Jure Bohoric of Sky Sports reports that the teenage sensation has turned down the opportunity to join up with the Kosovo squad for their historic friendly with Haiti next month. It was expected that Januzaj would take up this option.
Bohoric quotes Januzaj’s Kosovar-Albanian father, Abedin Januzaj, who discussed the option of his son playing for Kosovo with TV station Kohavision:
I was born there and I would like my son to play for the national team of my country, but the matter is delicate, because the Kosovo FA is not yet a member of FIFA. Maybe one day Adnan will play for Kosovo, but for now, this will not happen. And we have a lot of time to think about everything.
James Boylan of The Metro had previously written that Januzaj's father would be keen for his son to declare for Kosovo were it not for the fact that they are not recognised by FIFA. Therefore, they cannot play competitive fixtures.
He quotes Abedin saying:
I know [England boss] Roy Hodgson said he would consider having Adnan in the English squad in the future.
But, as I said for Albania and Belgium, it is not something we are considering right now. Our full potential will be focused in doing well with Manchester United.
Januzaj has been sensational for David Moyes this season and has been the one bright spark in the Scotsman's first few months in charge of the club.
Moyes has shown great faith in his young winger, with Januzaj appearing in 19 games this season and scoring three times, per Squawka.
Neil Ashton of the Mail Online has voiced his opinion on the subject, backing Januzaj's freedom of choice of who he wishes to represent:
Under FIFA law, Januzaj will have the choice of who he represents, but it does raise certain concerns on how many other talented youngsters might be cherry-picked to play for the more attractive footballing nations.
Do England really deserve the choice of being able to pick a talent who had not set foot on these shores until a couple of years ago? This is not a question of race, but more of fairness.
The inclusion of immigrants is correct, as we have seen with England, France and many other nations, represented by individuals who have previously moved to that country to live and work prior to becoming involved with football.
However, this rule allows room for certain nations to tempt players in their early teens purely to represent the country of their bidding. That cannot be an acceptable practice. Money will cloud the subject.

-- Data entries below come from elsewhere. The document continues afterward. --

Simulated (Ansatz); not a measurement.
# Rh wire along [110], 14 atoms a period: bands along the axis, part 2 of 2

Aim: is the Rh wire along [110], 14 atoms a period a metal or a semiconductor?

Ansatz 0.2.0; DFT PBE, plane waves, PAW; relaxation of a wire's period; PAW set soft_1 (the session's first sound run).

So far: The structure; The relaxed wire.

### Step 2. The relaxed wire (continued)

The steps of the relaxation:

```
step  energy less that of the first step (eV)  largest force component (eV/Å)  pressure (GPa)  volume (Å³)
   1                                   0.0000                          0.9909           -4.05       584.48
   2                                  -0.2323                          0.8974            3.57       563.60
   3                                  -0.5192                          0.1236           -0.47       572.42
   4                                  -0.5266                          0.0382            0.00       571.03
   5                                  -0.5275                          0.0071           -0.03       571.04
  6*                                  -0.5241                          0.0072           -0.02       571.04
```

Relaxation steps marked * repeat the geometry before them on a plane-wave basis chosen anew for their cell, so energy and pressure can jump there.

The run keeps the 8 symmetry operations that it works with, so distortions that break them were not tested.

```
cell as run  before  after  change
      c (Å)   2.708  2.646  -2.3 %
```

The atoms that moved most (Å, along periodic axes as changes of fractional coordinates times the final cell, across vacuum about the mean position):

An example comes in the shape of Lionel Messi who, after his move to the Barcelona academy as a teenager, could well have decided that Spain was the nation for him. Messi put his country first and will therefore represent Argentina at the World Cup.
For players like Januzaj, the situation is different because Kosovo do not provide the same competitive opportunities of Argentina, or England for that matter.
Sooner or later this is going to cause huge issues, as countries succeed where others fail purely because they can offer a player financial and lifestyle gains. If that is the premise of international football in the future, the World Cup will be dead as a spectacle and as a credible product.